The Care of These Horses
A more holistic approach to the overall care of these horses goes a long way. Their feet and feathering, for example, requires extensive cleaning and daily grooming to keep it from getting matted, tangled, filthy, covered in burrs, crawling with blood-sucking pests, etc. They are beautiful, but they are also high maintenance for that very reason. Keeping them shod and trimming the hooves helps keep their feet healthy as well.
These animals will have very thick coats most of the year. It thins out a little in summer, but because they are draft animals, they are used to growing longer coats to stay warm in colder months. You will need to brush and curry them often. To keep the flowing manes and tails looking as they should, constant brushing and combing is needed.
As for diet, they are quite hearty. Oats, hay, apples, etc., are all good in adequate quantities, but these horses are happiest grazing late in the day and early afternoon. If you work with them pulling a gypsy caravan wagon, carriage, or in a competitive sport, be sure to water them often with clean and pure water for optimum health. They love to serve you, and are willing to train. Reward them with small treats and they are loyal and hardworking all their lives.
During mating season, keep the stallion out of the pen and away from the mares until you are ready to create some cute little foals. A stallion may become quite aggressive and jump the fence, so keeping him in the barn may be a good idea when a mare is in heat. For extra guidance on breeding, consult Gypsy Gold, a gypsy-vanner foundation farm in Florida that has been in this business a long time now. You will be able to buy and sell healthy, sound animals from them and get good breeding advice as you begin this kind of business. Gypsy Gold can help you register your purebred animals too.
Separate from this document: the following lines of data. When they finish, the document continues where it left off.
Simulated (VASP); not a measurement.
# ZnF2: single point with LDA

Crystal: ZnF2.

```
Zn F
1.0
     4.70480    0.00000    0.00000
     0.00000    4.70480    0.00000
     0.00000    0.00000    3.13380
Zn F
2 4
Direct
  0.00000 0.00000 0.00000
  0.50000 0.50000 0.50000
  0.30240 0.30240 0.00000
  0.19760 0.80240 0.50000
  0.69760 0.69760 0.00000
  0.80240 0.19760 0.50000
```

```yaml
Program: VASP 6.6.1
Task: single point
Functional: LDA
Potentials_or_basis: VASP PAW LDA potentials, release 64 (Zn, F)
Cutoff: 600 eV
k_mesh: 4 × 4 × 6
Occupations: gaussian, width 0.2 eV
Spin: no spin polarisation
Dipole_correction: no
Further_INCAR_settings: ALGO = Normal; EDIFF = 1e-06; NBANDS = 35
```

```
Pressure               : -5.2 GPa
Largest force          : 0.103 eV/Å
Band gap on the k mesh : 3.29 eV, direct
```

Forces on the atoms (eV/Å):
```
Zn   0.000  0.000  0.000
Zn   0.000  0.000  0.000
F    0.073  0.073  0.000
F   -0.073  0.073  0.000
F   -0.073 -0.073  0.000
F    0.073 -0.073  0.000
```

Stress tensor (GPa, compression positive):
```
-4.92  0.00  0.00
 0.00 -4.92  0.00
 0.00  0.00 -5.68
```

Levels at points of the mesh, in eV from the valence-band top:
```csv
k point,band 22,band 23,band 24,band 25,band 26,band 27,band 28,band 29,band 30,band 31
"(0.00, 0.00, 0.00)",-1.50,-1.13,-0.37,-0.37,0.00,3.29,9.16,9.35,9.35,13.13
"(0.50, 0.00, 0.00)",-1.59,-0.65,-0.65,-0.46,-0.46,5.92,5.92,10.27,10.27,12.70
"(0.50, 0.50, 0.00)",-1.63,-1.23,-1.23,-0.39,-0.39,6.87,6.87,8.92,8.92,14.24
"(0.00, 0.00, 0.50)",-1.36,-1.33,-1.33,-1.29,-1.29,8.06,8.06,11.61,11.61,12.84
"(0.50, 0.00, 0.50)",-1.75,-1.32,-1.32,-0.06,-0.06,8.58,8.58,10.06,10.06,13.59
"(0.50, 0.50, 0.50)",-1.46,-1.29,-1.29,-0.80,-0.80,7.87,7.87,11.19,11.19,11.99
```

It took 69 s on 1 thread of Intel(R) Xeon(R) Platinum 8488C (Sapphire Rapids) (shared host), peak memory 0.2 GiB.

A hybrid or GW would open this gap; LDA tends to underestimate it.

If you want to start a breeding program but you do not want to buy a stallion outright, you can pay a stud fee to another farm and their breeding program. They will send you a complete injection of stud semen. You will need your vet to inject it into your mare when she is ripe for fertilization.
Colors of These Horses
Many of these animals are piebald or skewbald, indicating a white and other solid color pattern. To see a solid color animal is rare, which makes them very desirable among horse lovers wanting to own a solid coloured horse of this persuasion. If you do see a solid coloured horse, they are often black, bay, chestnut or brown. OF course, black and chestnut are the solid colors everyone really wants.
Equines by Any Other Names…
As previously mentioned, you might encounter someone calling these animals “tinker horses.” A tinker horse is really any animal willing to pull a cart for a tinker, someone who fixes many things for pay. Even a quarter horse could be considered a tinker’s horsey! However, it is not uncommon to hear this phrase interchangeably with references to different breeds associated with or mistaken for the gypsy vanner breed.
Living the Roaming Life
There are a lot of Brits that choose to take a year or retire from life completely and buy up a wagon and an animal to pull it and just go. While that has really seemed to take off over there, it is slow to gain speed in the U.S.. While you can definitely buy the horses, the wagons are a little harder to come by. If you are really bent and intent on becoming a free-roaming spirit with your own wagon and horsey friend to pull it, you will need to do some digging to find a wagon builder. They are out there, and with the number of breeders making more of these horses, it won’t be too long before everyone else gets a similar idea.
Can gypsy vanner horses jump? This breed was bred to pull wagons not necessarily jump. Their stocky build is not designed to jump easily. It doesn’t mean they can’t but you certainly wouldn’t want to acquire a gypsy for that purpose.
Are gypsy vanner horses cold-blooded? These incredibly adaptable equines are considered to be cold-blooded due to their heartiness and awesome disposition.
Are gypsy horses good for riding? Because of their incredibly laid back temperament, Gypsies can make great riding horses. They are more than suitable for trail riding, dressage, the English and Western discipline, and more.
Why are the gypsy vanner horses so expensive? Typically because they are not native to the United States. And they are in high demand because of so many admirable qualities such as being gentle, kind, docile, obedient, and versatile. They are all around a great family horse and wonderful to have around children.
Are cob horses good for beginners? Cobs can make an excellent horse for beginners and first-time horse owners. They have a docile and placid temperament which is great for the newbie to the horse world. Although, the Welsh Section D may not be as suitable to the beginner because that Section can be fiery and have a sharp ride. The Section D would be a choice of mount for a more confident rider.
How long do gypsy vanners grow? The vanner can take up to 5-7 years before they are done developing. They are considered slow developers, and very hardy though.